Wednesday, October 29, 2008

How Big is an EObject?

I've been thinking a lot the last while about how best to reduce the footprint for a "bare" EObject. The most basic implementation we have is BasicEObjectImpl. It's the abstract base class that all modeled objects should extend; we can and do add methods to InternalEObject so extending this ensures binary compatibility. While BasicEObjectImpl declares no fields, it implements all reusable logic in a highly factored way. EObjectImpl extends it and declares fields for the commonly used features, leaving a properties holder field to point at an instance that in turn declares fields for the less commonly used features. Unfortunately, calling eContents() and eCrossReferences() causes this holder to be fluffed up. Of course derived classes can and do specialize that to instead always create a new list---these lists are just views---and thereby avoid this, but the general problem is that once the properties holder is allocated, it sticks around. For example, when you turn an object into a proxy while unloading a resource, it shows up to hold the proxy URI. Let's take closer peek.


Here's a bit of simple math, based on a 32 bit JVM, for the memory footprint of a bare fully fluffed up EObjectImpl. An object with no fields has 8 bytes of heap overhead. Each int field and each non-primitive field has 4 bytes of overhead. As such, EObjectImpl with its 5fields has minimally 8 + 5 x 4 = 28 bytes. Once you call EObject.eAdapters(), the adaper list is fluffed up. It uses a relatively smart implementation that has no backing array until there is at least one element in the list, but still it has 8 + 4 x 4 = 24 bytes of overhead. Now call EObject.eContents() and EObject.eCrossReferences(). Originally it was assumed that not many clients would use these but in actual fact they ended up being exceedingly powerful and heavily used in the famework itself and by clients. After the calls, the properties holder is fluffed up so add 8 + 6 x 4 = 32 bytes along with, for each list, 8 + 3 x 4 = 20 bytes. Recall the lists are views, so they never change their footprint regardless of the size. Add that all up, and we're at 124 bytes. To put that in perspective, that's as much space as used by a 44 character-length String. Of course I've already pointed out that it's trivial to reduce this to 76 bytes by not caching the contents and cross references lists, but that's still a lot of nuts to stuff in those little cheeks.

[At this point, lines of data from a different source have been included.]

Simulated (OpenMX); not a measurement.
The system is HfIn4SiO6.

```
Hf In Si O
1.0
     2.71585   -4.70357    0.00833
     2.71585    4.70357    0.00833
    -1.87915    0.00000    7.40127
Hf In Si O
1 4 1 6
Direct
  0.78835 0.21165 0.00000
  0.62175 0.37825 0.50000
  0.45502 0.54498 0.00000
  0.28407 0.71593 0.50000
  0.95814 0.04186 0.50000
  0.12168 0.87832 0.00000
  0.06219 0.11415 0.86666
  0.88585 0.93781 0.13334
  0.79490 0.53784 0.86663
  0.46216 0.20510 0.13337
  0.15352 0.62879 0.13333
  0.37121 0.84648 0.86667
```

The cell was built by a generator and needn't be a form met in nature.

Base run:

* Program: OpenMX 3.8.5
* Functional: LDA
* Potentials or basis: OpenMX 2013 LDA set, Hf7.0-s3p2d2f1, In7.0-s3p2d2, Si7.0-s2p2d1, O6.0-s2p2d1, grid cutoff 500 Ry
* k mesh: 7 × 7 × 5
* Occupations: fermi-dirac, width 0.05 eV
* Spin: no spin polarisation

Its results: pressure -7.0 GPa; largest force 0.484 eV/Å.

I've been thinking a lot about what's the best possible thing we could do to reduce this and came up with the design that's prototyped in 252501. If you want to store data on the object itself---maps could be used, but that will make the footprint worse, not better---minimally you'd need at least one field. That field would reference a structure that holds only the necessary fields. You could trivially use an array, but casting is very expensive. You'd be shocked if you measured it. Unfortunately most people don't measure performance of micro operations and simply assume something that looks trivial is also trivially cheap. Wrong. An array is also not ideal for storing primitives. Ideally you'd want something from which you could fetch the data without down casting from Object. In any case, fewer trips to empty out the cheeks would be good.


Imagine instead having a class for each combination of fields you require. You'd need quite a few of them, unfortunately, but that would be space optimal while also avoiding casting. When you needed to set a field, you'd create whatever class instance is required to hold that field along with the other fields already set, or, when unsetting a field, you'd create a smaller instance without that field. The thought of writing all those classes is unbearably stupid, so of course generating them is the order of the day; work smarter, not harder. That way you can easily modify the pattern without the mind numbing tedium of writing 2^6 classes by hand. I'm pretty happy with the result, though not so happy with the 75K it adds to the jar. I need to think if there are ways to reduce the amount of byte code...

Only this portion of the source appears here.